Unwittingly, the king of Babylon was working to reverse the judgment of Yahweh against Shinar by gathering all nations under his rule. Representatives from conquered peoples were taken to Babylon to be educated in its “language” and wisdom, including Daniel and his three companions.
Despite the efforts and intentions of the king, events moved according to God’s plan, for He is sovereign and rules over the kingdoms of this age. It was Yahweh who “gave” Nebuchadnezzar the Babylonian throne, and his subjugation of the kingdom of Judah.
- (Daniel 1:1-2) – “In the third year of the reign of Jehoiakim, king of Judah, came Nebuchadnezzar, king of Babylon to Jerusalem and laid siege against it; and the Lord gave into his hand Jehoiakim king of Judah and a part of the vessels of the house of God, and he brought them into the land of Shinar into the house of his gods, and the vessels he brought into the treasure-house of his gods.”

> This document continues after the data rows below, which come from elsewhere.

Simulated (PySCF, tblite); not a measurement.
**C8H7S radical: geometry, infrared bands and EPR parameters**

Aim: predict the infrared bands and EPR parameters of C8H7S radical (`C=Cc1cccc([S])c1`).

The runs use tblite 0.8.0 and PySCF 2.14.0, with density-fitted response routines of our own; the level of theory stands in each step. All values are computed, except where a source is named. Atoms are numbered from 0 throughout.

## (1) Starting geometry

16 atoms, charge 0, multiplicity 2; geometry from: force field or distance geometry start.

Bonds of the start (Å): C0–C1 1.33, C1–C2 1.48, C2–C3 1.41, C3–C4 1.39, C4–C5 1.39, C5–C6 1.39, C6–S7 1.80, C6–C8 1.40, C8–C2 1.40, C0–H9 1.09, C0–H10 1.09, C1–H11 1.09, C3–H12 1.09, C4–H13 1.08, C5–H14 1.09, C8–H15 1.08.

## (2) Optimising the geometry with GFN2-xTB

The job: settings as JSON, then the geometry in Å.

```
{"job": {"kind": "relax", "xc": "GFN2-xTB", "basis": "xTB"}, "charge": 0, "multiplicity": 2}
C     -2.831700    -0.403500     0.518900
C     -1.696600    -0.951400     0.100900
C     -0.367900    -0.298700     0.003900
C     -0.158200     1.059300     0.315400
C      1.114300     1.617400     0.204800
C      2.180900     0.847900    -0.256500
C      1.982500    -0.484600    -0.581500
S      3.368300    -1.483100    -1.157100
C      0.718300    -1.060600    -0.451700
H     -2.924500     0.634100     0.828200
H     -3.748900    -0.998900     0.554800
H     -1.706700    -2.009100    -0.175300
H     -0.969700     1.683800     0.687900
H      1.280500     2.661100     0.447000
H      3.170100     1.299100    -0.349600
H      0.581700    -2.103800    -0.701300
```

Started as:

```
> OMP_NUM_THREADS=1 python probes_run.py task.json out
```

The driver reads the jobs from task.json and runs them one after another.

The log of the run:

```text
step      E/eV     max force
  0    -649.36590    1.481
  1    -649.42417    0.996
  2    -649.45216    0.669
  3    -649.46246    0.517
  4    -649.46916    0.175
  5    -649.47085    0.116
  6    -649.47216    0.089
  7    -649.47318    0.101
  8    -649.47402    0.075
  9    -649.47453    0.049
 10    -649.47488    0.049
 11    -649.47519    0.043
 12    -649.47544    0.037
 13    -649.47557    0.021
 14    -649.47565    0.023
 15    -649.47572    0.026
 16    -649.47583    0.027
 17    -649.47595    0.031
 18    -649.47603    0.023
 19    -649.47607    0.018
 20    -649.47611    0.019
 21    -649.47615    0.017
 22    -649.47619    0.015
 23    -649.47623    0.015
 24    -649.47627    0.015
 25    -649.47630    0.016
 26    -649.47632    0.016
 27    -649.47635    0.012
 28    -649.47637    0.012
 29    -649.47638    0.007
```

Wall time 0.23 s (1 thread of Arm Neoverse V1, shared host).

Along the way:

God is active in the affairs of all nations, not just in those of Israel. He “gave” the kingdom of Judah into the Babylonian king’s “hand.” Moreover, in doing so, He also placed the four powerless Jewish captives inside the imperial court to achieve His plans.
The first verse sets the stage – In the “third year of the reign of Jehoiakim” – about the year 605 B.C. The career of Daniel continued from that point until the “first year of King Cyrus” when the “kingdom of the Medes and Persians” overthrew Babylon, also according to Yahweh’s decree. But this is more than a chronological marker, for it establishes the commencement of the seventy-year captivity of the Jewish nation, an important milestone for the Book of Daniel.
In 605 B.C., Nebuchadnezzar besieged Jerusalem after defeating Egypt at the Battle of Carchemish. It was at that time that he removed the “vessels” from the Temple and selected men from the Judean royal house to be educated in Babylon for service in his government.
With the conquest of Jerusalem, the political independence of Judah had ceased. The city and Temple were ransacked, and the upper echelons of Judean society were removed to Mesopotamia. Thus, Daniel found himself a powerless exile working in the civil service of the World-Power.
From the human perspective, this was disastrous, nonetheless, it was in accord with the purposes of Yahweh. The Hebrew verb rendered “gave” or nathan is applied several times in the chapter whenever Yahweh arranged events. Precisely why God “gave” Judah over to this fate is not stated at this point in the book.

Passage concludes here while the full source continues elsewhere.